Question

h(x)=4(x+4)^2+6$

Short answer

\(h'(x) = 8x + 32\)

Step-by-step solution

Simplify the function

The first step is to simplify the function \(h(x) = 4(x+4)^2+6\). The expression \((x+4)^2\) can be expanded as \(x^2 + 8x + 16\). We will distribute the 4 and get \(4x^2 + 32x + 64\). Adding 6 gives us \(4x^2 + 32x + 70\).

Derive h(x)

Next, we derive \(h(x) = 4x^2 + 32x + 70\). Using power rule, the derivative of \(x^n\) is \(n*x^{n-1}\). So the derivative of \(4x^2\) is \(8x\). The derivative of \(32x\) is \(32\). The derivative of a constant such as 70 is 0. Thus, \(h'(x)=8x + 32\).

Simplify the derivative

Finally, we simplify the derivative if necessary. In this case, the derivative \(h'(x) = 8x + 32\) is already in its simplest form.

Key concepts

Understanding Polynomials

Polynomials are mathematical expressions made up of variables raised to whole number powers and multiplied by coefficients. They are frequently used in calculus and algebra to model more complex underlying relationships. For example, in the expression given in the exercise, \(4(x+4)^2 + 6\), the polynomial components are evident when it is expanded.
This expansion process shows us the terms of the polynomial: \(4x^2 + 32x + 70\).

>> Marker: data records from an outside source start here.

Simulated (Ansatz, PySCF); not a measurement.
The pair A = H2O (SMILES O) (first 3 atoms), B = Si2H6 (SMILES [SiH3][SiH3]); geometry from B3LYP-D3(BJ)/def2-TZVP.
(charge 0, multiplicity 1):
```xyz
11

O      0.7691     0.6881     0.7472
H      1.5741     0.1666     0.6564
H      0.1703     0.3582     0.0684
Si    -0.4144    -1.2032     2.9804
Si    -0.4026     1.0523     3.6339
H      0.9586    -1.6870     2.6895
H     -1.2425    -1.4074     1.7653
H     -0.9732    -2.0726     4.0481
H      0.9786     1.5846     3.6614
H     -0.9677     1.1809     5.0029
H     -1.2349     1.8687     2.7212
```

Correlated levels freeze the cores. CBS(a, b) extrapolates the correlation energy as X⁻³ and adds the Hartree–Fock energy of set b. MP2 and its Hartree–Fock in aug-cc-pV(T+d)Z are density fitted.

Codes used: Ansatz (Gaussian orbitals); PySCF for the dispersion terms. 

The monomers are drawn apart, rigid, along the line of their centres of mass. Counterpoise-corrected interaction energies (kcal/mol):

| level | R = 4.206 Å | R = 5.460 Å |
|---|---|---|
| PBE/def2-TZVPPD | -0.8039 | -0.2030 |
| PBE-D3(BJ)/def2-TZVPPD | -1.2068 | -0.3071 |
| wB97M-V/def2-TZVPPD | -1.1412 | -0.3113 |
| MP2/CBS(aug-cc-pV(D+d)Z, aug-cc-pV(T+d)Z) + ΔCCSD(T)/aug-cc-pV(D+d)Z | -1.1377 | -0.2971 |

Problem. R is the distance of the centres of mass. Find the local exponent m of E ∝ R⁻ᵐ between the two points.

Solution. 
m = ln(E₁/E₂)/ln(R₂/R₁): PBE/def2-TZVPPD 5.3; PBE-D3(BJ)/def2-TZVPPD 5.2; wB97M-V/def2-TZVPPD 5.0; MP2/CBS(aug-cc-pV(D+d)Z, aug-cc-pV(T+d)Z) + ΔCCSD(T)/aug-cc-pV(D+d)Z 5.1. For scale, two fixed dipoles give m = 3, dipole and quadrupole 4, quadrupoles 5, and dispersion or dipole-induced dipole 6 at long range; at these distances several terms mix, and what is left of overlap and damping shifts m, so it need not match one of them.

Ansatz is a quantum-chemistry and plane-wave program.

• The variables in polynomials are expressed in powers, made evident in terms like \(x^2\).
• Each term in a polynomial is usually a combination of coefficients and variable powers, such as the \(4x^2\) term.
• Polynomials may also include constant terms, like \(70\) in this case, which do not change with variations in x.

Recognizing the structure of polynomials can help to simplify and solve mathematical problems.

Simplification

Simplification is the process of making an expression more manageable by combining like terms or applying mathematical rules. This step is crucial because it helps in understanding and solving the problem more easily.
For the original function, the expression \( (x+4)^2 \) is expanded as \( x^2 + 8x + 16 \). By distributing the 4 across the expanded terms, we transform it into \( 4x^2 + 32x + 64 \).

• First, expand expressions within parentheses to reveal all terms.
• Use distribution to apply coefficients to each term of the expanded expression.
• Combine all like terms to achieve the simplest form.

Finally, by adding the constant, we find the simplified polynomial \( 4x^2 + 32x + 70 \). This simplification process is fundamental to then deriving the function.

Applying the Power Rule

The power rule is a basic and efficient technique used to find the derivative of polynomial functions quickly. It states that if you have a term \( x^n \), its derivative will be \( nx^{n-1} \). Applying this formula allows us to derive each term in the function.
For example:

• The derivative of \(4x^2\) is calculated as \(8x\), where 4 is multiplied by 2 and the power of x is reduced by 1.
• The term \(32x\) simplifies to \(32\) as the derivative of \(x\) is 1.
• Lastly, constants like \(70\) become 0, as they do not change with respect to x.

Therefore, the derivative is \(h'(x) = 8x + 32\).
The power rule helps in taking derivatives quickly, making it an indispensable tool in calculus.